Uganda’s government is considering selling about $1 billion of Eurobonds, joining East African neighbors Kenya and Rwanda in raising cash on global markets to build infrastructure needed for economic growth.
The government has ample room to borrow because previous debt has been raised on a concessional basis, with terms including interest rates of less than 1 percent and 10-year grace periods, Finance Minister Maria Kiwanuka said in an interview with Bloomberg TV Africa that aired on Sept. 27. That’s left the country with debt-servicing costs amounting to about 10 percent of the 15 trillion-shilling ($5.7 billion) budget, she said.
“We are looking at the external markets,” Kiwanuka said, without saying when an offering is planned. “What we want to make sure of is that we have viable projects ready for market.”
Uganda, Africa’s biggest coffee exporter, is building roads, railways, power plants and an oil refinery to help sustain economic growth forecast by the International Monetary Fund at 6.4 percent this year compared with 6 percent last year. African nations from Senegal to Kenya have accessed international capital markets this year as borrowing costs dropped to a 15-month low on Sept. 8, according to JPMorgan Chase & Co.
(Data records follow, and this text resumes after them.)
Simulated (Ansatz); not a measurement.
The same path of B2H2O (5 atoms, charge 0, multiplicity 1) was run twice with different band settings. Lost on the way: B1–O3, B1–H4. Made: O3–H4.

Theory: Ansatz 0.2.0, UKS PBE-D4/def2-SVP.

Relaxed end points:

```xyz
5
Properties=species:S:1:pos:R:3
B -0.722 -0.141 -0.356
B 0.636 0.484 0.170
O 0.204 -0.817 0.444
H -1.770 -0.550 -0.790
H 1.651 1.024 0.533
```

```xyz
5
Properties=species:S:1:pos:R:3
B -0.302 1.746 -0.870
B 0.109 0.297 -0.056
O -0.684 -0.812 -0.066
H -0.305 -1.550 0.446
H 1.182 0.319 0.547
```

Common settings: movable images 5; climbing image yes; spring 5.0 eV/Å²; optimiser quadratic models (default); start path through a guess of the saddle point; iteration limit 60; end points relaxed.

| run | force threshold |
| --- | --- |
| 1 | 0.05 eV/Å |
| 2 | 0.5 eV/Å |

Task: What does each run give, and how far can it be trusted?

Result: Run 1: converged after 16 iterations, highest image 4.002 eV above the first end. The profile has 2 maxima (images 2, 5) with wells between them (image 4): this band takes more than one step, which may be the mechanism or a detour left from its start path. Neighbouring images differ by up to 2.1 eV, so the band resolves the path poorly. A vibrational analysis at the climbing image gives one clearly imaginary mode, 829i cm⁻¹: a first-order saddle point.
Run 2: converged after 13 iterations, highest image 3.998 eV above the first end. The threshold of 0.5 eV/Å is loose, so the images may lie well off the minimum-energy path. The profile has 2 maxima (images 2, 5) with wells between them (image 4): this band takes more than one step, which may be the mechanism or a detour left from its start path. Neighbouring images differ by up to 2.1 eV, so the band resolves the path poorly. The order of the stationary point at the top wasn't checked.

Kenya, East Africa’s biggest economy, sold $1.5 billion in its debut Eurobond offering in June at a coupon of 6.875 percent. The yields rose 13 basis points to 6.113 percent by close yesterday in Nairobi. Rwanda sold its first dollar notes last year.
Oil Reserves
Uganda has recoverable oil reserves estimated at 1.4 billion barrels and is exploring deposits of minerals including copper, columbite-tantalite and gold that may be worth “even more” than its petroleum resources, Kiwanuka said.
Uganda’s main infrastructure projects include the planned $8 billion standard gauge railway network, to be developed by Chinese companies, which will connect to networks of neighboring Kenya, Rwanda and South Sudan. The 600-megawatt Karuma hydropower dam and the 183-megawatt Isimba hydropower plant under construction by Chinese companies together will almost double the nation’s generating capacity from 810 megawatts.
Uganda is “very carefully prioritizing” its needs before entering foreign debt markets, Kiwanuka said. “It will definitely go only to income-generating projects, like power stations, or a railway line, or transmission-line roll-out where the project itself can generate an income stream from consumers to pay for the debt service.”
The government expects to select the winning bidder to build a 60,000 barrel-per-day oil refinery by the end of this month, Kiwanuka said. In June, the government announced it would begin negotiations with groups of companies led by SK Group of South Korea and RT Global of Russia to build the facility, which is estimated to cost about $2.5 billion.